The question hangs in the air: has another tiff erupted backstage? Fortunately, visions of the all-girl trio happy-slapping each other with hair-brushes in the bowels of The Point prove far-fetched.
Following the departure of founding member Mutya Buena (replaced by Amelle Berrabah), Sugababes appear to be getting on better and this greatest hits concert proceeds without a hint of drama-queen tension. Mind you, perhaps a little tension would have benefited the show.
Conventionally glamorous yet with a dangerous edge, Sugababes demonstrate that, done correctly, nothing can trump the synthetic thrill of pure pop. Yet tonight they largely fail to catch fire.
As the threesome of Berrabah, Keisha Buchanan and Heidi Range belt out 'Red Dress', you can't but be struck by the muted atmosphere. Glancing around the room, it's clear what the problem is: parents with children sit beside hipsters with bleached mohawks, each seeming faintly unnerved by the other.

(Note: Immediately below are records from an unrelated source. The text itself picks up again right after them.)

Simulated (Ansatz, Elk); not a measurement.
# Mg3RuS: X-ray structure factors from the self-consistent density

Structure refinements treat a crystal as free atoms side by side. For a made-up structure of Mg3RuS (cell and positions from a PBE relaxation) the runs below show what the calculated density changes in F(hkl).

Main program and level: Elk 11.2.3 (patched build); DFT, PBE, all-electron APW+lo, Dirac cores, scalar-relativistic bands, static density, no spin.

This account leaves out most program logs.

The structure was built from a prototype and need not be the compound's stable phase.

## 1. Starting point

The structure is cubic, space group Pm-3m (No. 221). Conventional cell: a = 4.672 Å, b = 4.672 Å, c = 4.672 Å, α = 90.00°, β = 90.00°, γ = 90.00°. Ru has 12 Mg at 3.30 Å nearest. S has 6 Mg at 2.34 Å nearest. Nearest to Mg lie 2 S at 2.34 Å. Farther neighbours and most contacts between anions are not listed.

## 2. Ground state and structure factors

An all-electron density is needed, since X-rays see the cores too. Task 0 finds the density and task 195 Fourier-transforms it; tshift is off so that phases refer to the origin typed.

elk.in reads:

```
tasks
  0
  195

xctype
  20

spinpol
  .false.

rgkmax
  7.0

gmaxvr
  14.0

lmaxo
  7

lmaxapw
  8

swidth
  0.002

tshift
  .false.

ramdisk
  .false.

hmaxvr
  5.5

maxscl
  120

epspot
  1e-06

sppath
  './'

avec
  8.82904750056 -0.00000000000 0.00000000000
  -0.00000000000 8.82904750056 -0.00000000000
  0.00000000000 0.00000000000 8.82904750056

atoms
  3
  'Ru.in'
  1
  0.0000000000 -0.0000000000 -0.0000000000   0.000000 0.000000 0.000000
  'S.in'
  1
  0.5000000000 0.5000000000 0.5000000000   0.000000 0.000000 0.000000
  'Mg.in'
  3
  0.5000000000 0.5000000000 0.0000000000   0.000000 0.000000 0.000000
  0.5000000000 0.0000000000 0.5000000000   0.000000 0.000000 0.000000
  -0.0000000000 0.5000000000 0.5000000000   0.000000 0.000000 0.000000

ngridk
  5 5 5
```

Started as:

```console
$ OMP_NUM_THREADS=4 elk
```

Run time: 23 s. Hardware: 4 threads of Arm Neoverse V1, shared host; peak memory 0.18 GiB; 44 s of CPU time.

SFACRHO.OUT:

Their discomfort will have only deepened during the sappy self empowerment paean 'Stronger', when Sugababes are accompanied by a bizarre video montage of starving Africans. Are we supposed to feel guilty, empowered or merely baffled?
Happily, no strings are attached as Sugababes reach into their trove of hits. 'Round Round', 'Push The Button' and especially the Gary Numan-sampling 'Freak Like Me' are peerless chart gems. They may no longer throw hissy fits, but Sugababes still kick up sparks where it counts.